Former Chief of Chinese Liquor Giant Gets Life in Prison for Taking Bribes
What’s new: Yuan Renguo, former chairman of China’s leading liquor maker Kweichow Moutai Group, was sentenced Thursday to life in prison for taking bribes.
Yuan illegally accepted cash and properties worth 112.9 million yuan ($17.5 million) while occupying executive posts at Moutai from 1994 to 2018 to help others in obtaining Moutai distribution rights, the Intermediate People’s Court of Guiyang ruled Thursday.
Yuan, 65, became chairman of Moutai in 2011. In May 2018, he abruptly resigned. He was under investigation the following year in connection with a probe of Wang Xiaoguang, former Guizhou vice governor, and Wang Sanyun, former party chief of neighboring Gansu province.
The background: Moutai’s namesake beverage, known as China’s “national liquor,” is often served at Chinese state banquets and presented as a diplomatic gift. The product is often in short supply as it originally could be sold only through dealers with distribution rights granted by the company. It has been an open secret for years that local and central government officials obtained the liquor or distribution rights from Moutai executives.
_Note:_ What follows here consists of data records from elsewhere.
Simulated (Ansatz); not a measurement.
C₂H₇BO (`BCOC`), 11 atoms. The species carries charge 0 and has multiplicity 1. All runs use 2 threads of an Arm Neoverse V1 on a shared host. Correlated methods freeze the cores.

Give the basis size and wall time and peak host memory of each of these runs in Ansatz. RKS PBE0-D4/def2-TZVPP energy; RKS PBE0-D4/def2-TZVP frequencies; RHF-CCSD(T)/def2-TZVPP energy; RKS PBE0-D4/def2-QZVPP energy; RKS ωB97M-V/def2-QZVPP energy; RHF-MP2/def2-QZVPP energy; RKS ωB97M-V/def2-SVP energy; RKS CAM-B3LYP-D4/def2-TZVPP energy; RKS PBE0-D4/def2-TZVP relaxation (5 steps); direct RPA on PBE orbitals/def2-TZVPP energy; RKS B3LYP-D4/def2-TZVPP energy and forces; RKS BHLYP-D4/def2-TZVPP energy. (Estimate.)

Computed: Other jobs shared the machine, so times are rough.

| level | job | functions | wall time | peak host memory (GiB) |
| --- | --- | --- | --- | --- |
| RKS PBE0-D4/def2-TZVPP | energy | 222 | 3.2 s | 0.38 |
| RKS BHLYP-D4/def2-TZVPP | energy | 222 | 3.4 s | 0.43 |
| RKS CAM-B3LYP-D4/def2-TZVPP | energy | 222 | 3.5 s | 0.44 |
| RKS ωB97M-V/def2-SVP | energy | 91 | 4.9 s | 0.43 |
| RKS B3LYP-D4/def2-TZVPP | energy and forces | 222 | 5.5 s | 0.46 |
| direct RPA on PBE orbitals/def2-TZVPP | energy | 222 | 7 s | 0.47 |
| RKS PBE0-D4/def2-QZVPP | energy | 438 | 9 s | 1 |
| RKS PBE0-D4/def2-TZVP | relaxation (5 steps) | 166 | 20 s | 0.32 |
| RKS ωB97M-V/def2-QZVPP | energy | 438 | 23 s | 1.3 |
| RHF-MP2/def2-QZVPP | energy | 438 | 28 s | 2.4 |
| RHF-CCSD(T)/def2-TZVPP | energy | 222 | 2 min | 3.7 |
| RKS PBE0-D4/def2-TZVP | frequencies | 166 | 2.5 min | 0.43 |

Wang, the former vice governor of Guizhou province, was close to Yuan, according to a 2020 documentary by state broadcaster China Central Television. In 2009, Yuan handed out lucrative Moutai distribution licenses to Wang and his relatives in exchange for favors from the government, CCTV reported. Wang and his family made more than 40 million yuan of profits in seven years through the distribution licenses.
Wang was sentenced in 2019 to 20 years in prison for accepting bribes. Investigators found more than 4,000 bottles of Moutai liquor stocked in a room at Wang’s home, according to the documentary.
In 2019, Moutai was forced to replace the majority of its senior executives and develop a new sales model after the Yuan investigation revealed deeply rooted corruption in the company’s distribution network.